On one side, financial experts argue that you can and should do both at the same time. “Delaying your start date for years because you’re focused on debt can have serious long-term repercussions. The rest of your life isn’t ‘all or nothing,’ and your money doesn’t have to be either,” Erin Lowry, author of the “Broke Millennial” book series, recently wrote.
On the other side, pausing investments to focus on debt worked out for Bernadette Joy, a financial coach and founder of Crush Your Money Goals, who paid off $300,000 in debt using this strategy and others.
Combined, saving money and paying off debt will get you to financial freedom — or at least financial stability. But inevitably, one will have to be prioritized over the other.
To get a sense of how individual financial needs can be prioritized, we put five hypothetical money scenarios into the quiz below. See how many you can get right.

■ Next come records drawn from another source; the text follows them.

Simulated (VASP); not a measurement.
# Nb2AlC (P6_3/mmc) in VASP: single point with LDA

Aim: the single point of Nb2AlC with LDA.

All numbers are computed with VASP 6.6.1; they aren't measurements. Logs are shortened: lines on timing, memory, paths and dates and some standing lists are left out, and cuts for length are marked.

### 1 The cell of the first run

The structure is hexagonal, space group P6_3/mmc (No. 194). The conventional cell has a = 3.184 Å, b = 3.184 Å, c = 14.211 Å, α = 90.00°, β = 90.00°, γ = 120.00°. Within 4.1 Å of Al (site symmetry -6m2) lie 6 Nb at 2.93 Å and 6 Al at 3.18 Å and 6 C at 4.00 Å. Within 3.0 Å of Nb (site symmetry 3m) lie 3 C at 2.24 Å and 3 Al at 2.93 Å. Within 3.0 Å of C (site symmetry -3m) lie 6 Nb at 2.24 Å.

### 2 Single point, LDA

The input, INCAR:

In almost every situation, we recommend paying at least the minimum required payment to your lenders. And it’s important to remember that there isn’t one correct approach to money management. If you would like personalized guidance on how to pay down your debt, we recommend making an appointment with a nonprofit credit counseling organization.
When to Save Instead of Paying Down Debt
How much to save
Three to six months’ worth of expenses is typically the recommended amount for an emergency fund, but any amount is helpful. Our experts recommend a $1,000 emergency fund as an achievable goal for people who have little savings and want a hedge against unexpected car repairs, pet sickness, and other emergencies. From there, you can build to a higher amount.
Where to keep your money
For money you need for paying bills, use a checking account. These accounts are intended for transactions and have no limit on withdrawals. Savings accounts and money market accounts are beneficial for short- and long-term savings goals, such as emergency funds, vacation savings, and home down payments, but make sure not to initiate more than six withdrawals or transfers per month, since it’s not allowed by federal law. If you want a higher interest rate and don’t need money right away, you can invest in a certificate of deposit (CD) that offers attractive rates of return in exchange for locking away the funds for a certain number of months or years.
When to Pay Off Debt Instead of Saving Money
If you already have an emergency fund, then you can put more funds toward debt repayment. Those who funnel all their extra dollars toward debt — and none toward savings — could find themselves in a debt cycle. For example, if you need to foot $200 for a plumber and don’t have that money saved up, the bill may have to go onto a credit card that you were already trying to pay off.
How to Save Money and Pay Off Debt
Saving money and paying off debt requires a delicate balance. If you don’t have an emergency fund, we recommend saving for one while paying the minimum on your debt payments. Then, once you have money saved for a rainy day, you can devote more resources to getting rid of high-interest debt. Experts typically like the “snowball” and “avalanche” debt repayment strategies. With the snowball method, you pay off the card with the smallest balance first (to give yourself a quick first win), then proceed to the card with the next-largest balance. With the avalanche method, you pay off the card with the highest interest rate first (to reduce the money you spend in interest long term), then proceed to the card with the next-highest rate.
The avalanche method saves you money in the long run, but the snowball method is often recommended for people because the feeling of paying off a credit card or loan quickly can motivate you to continue your debt payoff plan. What matters is finding a plan that works for you and your needs and goals.